Infiniband Vs 10Gbit Ethernet… with an eye on virtualization
Last week I came across a hardware configuration requested ad-hoc by a customer to support their VMware VI3 setup. The hardware, an IBM System x 3950 M2 4-way (I know it's not yet generally available at the date), was configured with as many as 5 quad-port 10/100/1000 Ethernet adapters which in total would account for 5 x 4 Ethernet ports + the 2 on-board NIC's. The grand total was 22 Gigabit Ethernet ports per physical server. I thought: "there must be something wrong here".

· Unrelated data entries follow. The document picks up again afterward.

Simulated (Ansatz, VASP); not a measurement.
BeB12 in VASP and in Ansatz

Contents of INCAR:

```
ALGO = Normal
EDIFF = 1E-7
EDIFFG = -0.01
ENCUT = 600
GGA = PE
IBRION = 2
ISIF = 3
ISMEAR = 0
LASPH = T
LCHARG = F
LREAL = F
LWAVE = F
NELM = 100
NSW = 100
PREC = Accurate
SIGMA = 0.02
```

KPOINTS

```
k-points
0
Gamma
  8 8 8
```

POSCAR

I must admit that this is a customer I haven't worked with (closely) so I don't know where this number is exactly coming from even though I can imagine that this is due to the typical practice of physically segmenting every specific network service in a VMware VI3 environment. If you start for example to dedicate a physical interface to the Service Console, one to VMotion, one for iSCSI / NFS, one for the dedicated Backup network, one for each of the production networks and you multiply everything by 2 (for redundancy reasons) you easily get to a double digit number of network adapters even for the most basic setup. Consider that this is not a technical limitation since there are a number of technologies (such as VLANs and VMware Port Groups) that could allow you to logically segment all networks above. In the final analysis it is typically a design decision based on best practices and customer's internal policies/politics. I don't want to get into the design principles now but on average what happens is that the bigger the scope of the project is (that is... the bigger the customer is) the more stringent these policies/politics are. So it's not uncommon to see many Small and Medium Business customers running with fewer adapters and Enterprise customers running with many more NICs (all the way to 22!).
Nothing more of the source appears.